To give an analogy from history, this would be a little like putting conspiracy theories of history on the history page as if they were just another variety of historical theory. They are interesting to many people, and we can concede that they're a kind of history, but golly, hardly any reputable historians have any truck with them. Similarly pseudoscience of all sorts. Maybe the most apt comparison is the "metaphysics" section you will see in many American bookstores. You won't find Plato, Aristotle, *René Descartes, and Gottfried Leibniz there; you find stuff about transcendental meditation, ghosts, and all sorts of stuff that real metaphysicians know and care nothing about. Wikipedia should have long, detailed, fair articles about all such stuff; but that doesn't mean that it needs to be presented right alongside more clearly reputable scholarship.

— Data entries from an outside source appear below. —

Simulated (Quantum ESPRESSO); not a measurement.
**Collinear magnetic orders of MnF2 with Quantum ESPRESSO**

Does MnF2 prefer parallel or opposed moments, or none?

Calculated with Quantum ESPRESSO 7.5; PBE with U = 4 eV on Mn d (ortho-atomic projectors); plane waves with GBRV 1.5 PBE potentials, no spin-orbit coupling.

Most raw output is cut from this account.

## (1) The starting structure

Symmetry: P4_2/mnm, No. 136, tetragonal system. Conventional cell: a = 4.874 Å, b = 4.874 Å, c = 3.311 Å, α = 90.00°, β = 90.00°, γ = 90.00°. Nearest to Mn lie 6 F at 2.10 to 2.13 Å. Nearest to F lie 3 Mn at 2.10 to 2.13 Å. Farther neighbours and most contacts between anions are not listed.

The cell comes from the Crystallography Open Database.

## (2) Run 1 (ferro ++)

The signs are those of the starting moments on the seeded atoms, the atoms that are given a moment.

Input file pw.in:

Transhumanism is, granted, different in that it does have a large number of very well-educated, smart adherents. They are not philosophers, most of them, however, but scientists; and insofar as they're doing philosophy, their philosophy is about as good as you would expect from scientists who are not philosophers. Maybe it would be better to list it under technology, actually.

--Larry Sanger


Max More is a Ph.D. who teaches and "does" philosophy, and who highlights transhumanism. Robin Hanson might qualify as another (his Ph.D. is in Economics, though), as might a few Europeans like Nick Bostrom. It is precisely because such people are so few that one must call the philosphy "emergent" or "minority" or some other adjective to highlight the fact that it is in its infancy as a philosphical discipline, but to compare it to conspiracy theories and pseudoscientific nonsense is entirely off the mark. "Reputable" scholarly philosphers do take it seriously, and the fact that you don't says more about your own ignorance of the field than about the philosophy itself. --LDC
Lee, you have a good point (although I will thank you for not presuming to know what I am or am not ignorant of). As I implied in my last paragraph, the analogies were not the best. Indeed, I know that there are some academic philosophers (two?) who study transhumanism. There are many other people in other fields who no doubt do excellent work, even excellent philosophical work, related to transhumanism. I would not begrudge any of them any of their achievements. But none of this implies that transhumanism is something that very many philosophy professors even know or care about, much less take seriously. I would be very interested to know if there were a newly-emerging field that a lot of philosophy professors were suddenly interested in. It would be news to me--it's not impossible, I can be taught. In my experience, philosophers tend to be rather ignorant about popular philosophies and popular intellectual fads of all sorts. --LMS

Maybe a page like "popular philosophies" listing some less-academic things like Rand's Objectivism and More's Extropy would be a better place for transhumanism. "Intellectual fad" is probably a fair characterization, but that's not a clear category to me. You're also right that most of its fans are scientists and technologists rather than "academic philosophers". But isn't that because most of what used to be called "philosophy" has been split off into various sciences? Wouldn't Marvin Minsky be considered a philosopher if cognitive science and neuroscience were less advanced than they are now? I think it is dangerous to treat philosophy as a specialized field like other academic specialties. Just because the philosophers studying it aren't the ones in the "philosophy" department doesn't mean it's not philosphy in its most rigorous sense. --LDC


Again, Lee, you've got an excellent point. --LMS
I take your point about transhumanism but I don't really think it belongs in technology per se, though, because much of it is speculative, and, er, thus largely philosophical. The trouble here is that it doesn't really have a home if you take it away from philosophy. Let me think for a bit about how we can get this to hang coherently in a way which satisfies us both?sjc PS I have squared it away into Technology by creating a new theme: Concepts in Technology. You can sleep easy now, Larry.sjc
That sounds like a good solution. It occurred to me that, perhaps necessarily, any "emergent philosophy" is going to end up looking less than academically respectable, precisely because it's emergent. Perhaps in the not too distant future it will be obvious to all philosophers that we should have a transhumanism or a [philosophy of superintelligence]? link on the philosophy page, rubbing elbows with all the other "philosophies of." Who knows...maybe it will be an automated intelligence that updates the page. ;-) BTW, have you seen The Singularity? Jimbo started that several months back.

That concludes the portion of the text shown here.